Thursday, March 31, 2011

USA - The Enron Broadband case has ended with a 10 year sentence for the inside trader

[business week] Former Enron Broadband Services executive Rex Shelby was sentenced today on an insider trading charge linked to the investment fraud that destroyed the world’s largest energy trader 10 years ago.

Shelby, 59, pleaded guilty to one count of insider trading and was sentenced to three months in a federal halfway house and three months of house arrest. Shelby will also forfeit about $2.6 million in profits from the illicit trade.

Shelby’s lawyer Ed Tomko told a judge that Shelby has also agreed to forfeit another $1 million to resolve related Securities and Exchange Commission charges. He faced a maximum of 10 years and a fine of $1 million on the one count before reaching his plea deal. He’ll be in probation for two years, including the six months of combined confinement.

“I take full responsibility for my actions and all the decisions I made at Enron,” Shelby told the judge today. “No one forced me to do those things.”

U.S. District Judge Vanessa Gilmore sentenced Shelby to half the number of months confinement that he’d agreed to in a plea deal. “Mr. Shelby’s actions ultimately did not cause the downfall of Enron,” she said. “Only a few individuals at the pinnacle of Enron knew of the fraud.”

Gilmore said she moderated the sentence to fit Shelby’s role and the punishments given to others in the Enron fraud scheme. She said the fact Shelby has for the last eight years devoted himself exclusively to working on his defense, in “self-imposed home confinement"”, was also a consideration in her decision.

Halfway House

Shelby must report to a federal halfway house in Houston in about a week to begin his sentence, which requires him to complete 230 hours of community service during probation.

Shelby was senior vice president of engineering and operations at Enron Corp.’s internet unit in December 2001, when the energy trader plunged into bankruptcy on revelations of widespread accounting fraud.

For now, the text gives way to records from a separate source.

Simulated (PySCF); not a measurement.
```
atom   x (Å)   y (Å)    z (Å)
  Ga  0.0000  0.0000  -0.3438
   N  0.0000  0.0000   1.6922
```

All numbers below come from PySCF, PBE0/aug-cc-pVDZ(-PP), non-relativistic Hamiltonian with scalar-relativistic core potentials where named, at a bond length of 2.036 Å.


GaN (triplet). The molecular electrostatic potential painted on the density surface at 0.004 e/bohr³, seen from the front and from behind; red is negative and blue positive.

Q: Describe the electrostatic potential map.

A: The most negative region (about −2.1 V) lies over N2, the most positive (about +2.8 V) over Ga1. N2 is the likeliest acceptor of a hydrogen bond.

Shelby and six other EBS executives were indicted in 2003 on charges they helped the parent company’s senior management, including Enron’s former Chairman Kenneth Lay and Chief Executive Officer Jeffrey Skilling, deceive analysts and investors about the unit’s capabilities and financial performance.

The executives were accused of misrepresenting EBS at a January 2000 analysts’ conference, where they portrayed it as one of Enron’s “core’’ units, worth about $50 billion. In reality, the division struggled to launch products and never earned a profit.

Enron’s stock soared from $54 a share the day of the analysts’ conference to $72 a share the following day. Shelby sold 150,000 shares on the price increase, reaping gross proceeds of just under $10.7 million, according to his plea.

Avoiding Trial

Shelby had long maintained he sold the shares to diversify his portfolio and not based on any inside knowledge of an alleged conspiracy to inflate Enron’s stock price. To avoid a trial on broader conspiracy and fraud charges, which had been set to begin this past January, Shelby pleaded guilty to one count of insider trading in November.

“The engineers were still working on it, but we left the impression that the technology was complete,’’ Shelby told U.S. District Judge Vanessa Gilmore when he enter his plea Nov. 22. “The next day, I exercised some stock options when I had knowledge that technology was not complete.’’

Shelby’s sentencing marks the end of the Enron Broadband case, which yielded mixed results for the government.

Guilty Pleas

Two of the seven originally indicted EBS executives -- Kenneth Rice and Kevin Hannon, who each served as president of the division at one time -- pleaded guilty before trial and testified against former colleagues.

The remaining five executives, including Shelby, were tried together in Houston federal court in 2005. That trial ended with no convictions and a smattering of acquittals, as jurors failed to reach verdicts on scores of counts.

None of the men were completely exonerated at that trial, and the government vowed to streamline its case and retry them all on narrower charges.

To avoid that retrial, former CEO Joseph Hirko pleaded guilty to a reduced charge in late 2008 and served about 16 months in prison, forfeiting $7 million.

Ex-strategy chief F. Scott Yeager appealed the government’s retrial attempts and in 2009, the U.S. Supreme Court ruled he couldn’t be retried based on his partial acquittal by the first jury.


In 2006, prosecutors retried former EBS finance chief Kevin Howard and senior accountant Michael Krautz, resulting in Howard’s conviction and Krautz’s acquittal.

Howard’s verdicts were overturned a year later, after an appellate ruling in a related Enron case found that prosecutors used an invalid legal theory. Howard ultimately pleaded guilty to a reduced charge in June 2009 and accepted a one-year term of house arrest and a $25,000 fine in order to avoid a third trial.

Hannon, Rice and Hirko have since completed their sentences and been released from prison.

The case is U.S. v. Shelby, H-03-093, U.S. District Court, Southern District of Texas (Houston).